Fitzgerald’s perspective changed by Donal Óg

Fitzgerald’s perspective changed by Donal Óg


Davy FitzgeraldNot only has Donal Óg Cusack’s addition brought a new lease of life to the Clare Senior Hurlers but he has only helped Davy Fitzgerald to alter his perspective on life and the game of hurling.

Speaking ahead of Sunday’s crunch Munster Championship semi-final, Fitzgerald stated that he didn’t enjoy the historic 2013 All-Ireland win as much as he should of. “I didn’t actually enjoy the All-Ireland, because I knew what was coming. When you are up there, there’s only one place you are going to go and you are probably going to get kicked left right and centre and I knew that.

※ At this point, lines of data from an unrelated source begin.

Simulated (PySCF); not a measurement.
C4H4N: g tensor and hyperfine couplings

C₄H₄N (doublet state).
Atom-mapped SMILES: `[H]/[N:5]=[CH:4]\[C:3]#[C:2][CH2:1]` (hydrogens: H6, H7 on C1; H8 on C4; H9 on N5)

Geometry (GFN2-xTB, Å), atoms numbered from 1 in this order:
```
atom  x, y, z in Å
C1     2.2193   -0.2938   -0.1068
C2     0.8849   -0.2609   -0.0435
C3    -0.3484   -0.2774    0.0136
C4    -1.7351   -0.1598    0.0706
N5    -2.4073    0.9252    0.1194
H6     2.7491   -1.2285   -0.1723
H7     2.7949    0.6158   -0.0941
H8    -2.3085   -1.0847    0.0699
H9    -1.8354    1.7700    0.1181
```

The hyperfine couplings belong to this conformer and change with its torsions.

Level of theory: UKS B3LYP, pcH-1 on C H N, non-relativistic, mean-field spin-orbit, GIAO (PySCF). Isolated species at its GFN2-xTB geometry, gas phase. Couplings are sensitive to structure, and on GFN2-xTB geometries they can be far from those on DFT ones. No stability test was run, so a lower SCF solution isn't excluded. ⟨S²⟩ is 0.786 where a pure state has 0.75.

“I have regret; I should have enjoyed it way more. That’s why I enjoyed the League (win). I made a decision at the end of last year. I was getting kicked left right and centre in certain places.”

Across the hurling spectrum Davy has been praised for the changes made to his management team. Bringing Cork man Donal Óg Cusack on board has forced the Sixmilebridge man to reassess his outlook on the game. Dónal Óg actually said to me; ‘boy, you’ve done everything, what are you at?’ I was thinking, let’s enjoy it.”

When discussing the wider scheme of things, Fitzgerald believes people need to live their lives more and appreciate what they have. “People will have this thing that I will be roaring and shouting in the dressing-room and driving them mad. No! There is a lot more to life. Let’s really look at what is happening around us. There are big problems out there. There are problems with health, people who are very young struggling with health. Feckin’ hell. We are going out playing a game of hurling. The bigger the day the better”.

“Go out and perform, and if you make mistakes? We made mistakes the last day and it nearly cost us. I guarantee, not one thing was said to those players about making a mistake. “It might happen the next day. If they give me everything and we walk in having left every single ounce outside there, I am telling you there will be handshakes from Clare and fair play, but Jesus, it is not a big deal.

“We will be doing everything and will be disappointed for a few hours. But life is a funny thing and I don’t think we appreciate it enough.

Clare are often criticised for the amount of staff in their backroom team, the two-time All-Ireland medallist says it’s important to surround himself with positive people. I have fantastic people around me in Clare, I love them. I have a great bunch of guys that stood by me. And you know, I just made up my own mind to stay inside that”.

Looking at the tactical side of things, Davy is adamant it’s going to be one of their biggest battles. “You’re looking every two seconds, how are our match-ups, are they playing that cordon? They have this thing where the play a cordon across the middle of the field, where they’re nearly touching hands. I know philosophies are out there: Pep Guardiola feels that if you win at midfield, you win the game. I know they think like that and we would probably be the same”.

He continued “Would we naturally set up the way we set up for the last two games? No. But when you have so many bodies across the middle, if we were to leave them loose, they’re going to go point, point, point. They’re a savage team to work a quick pass. I remember watching tapes of them for months, they could have the ball over on this side, four to five passes and they’ll score on the other side. They’re so quick at moving it and that’s why it’s crowded. The middle third is everything. It’s like dog eat dog out there, this is nearly wolf on wolf.”

Recent reports say it will be unlikely that the match attendance for Sunday’s game will be more than 25,000. The Clare boss is hopeful a large crowd will be present for a game he feels they won’t be able to keep their eyes off. “And people say we scraped over last time. Great. Please God there will be 30 or 40,000 there. I love the idea of playing Waterford again. They are a really strong team. They are tactically good. Their lads are hungry. It will stand to whatever team wins it. It is going to be wicked intense out there. I think you can expect that kind of atmosphere. There will be two very hard-working teams and not much space to breathe. There will not. You will be watching everything all day.”

Now in his fifth year as Clare Senior Hurling manager, Fitzgerald is all about improving the history of the County. “When I think back on it, Clare wouldn’t have been a historic county (in hurling terms). I’ve been so lucky. I’ve got to play on the biggest days, I’ve got to win on the biggest days and I’ve got to win everything as a manager. No matter what happens for the rest of the year, nobody can take away from the fact that Clare won their first National League title in 38 years. I take that very seriously”.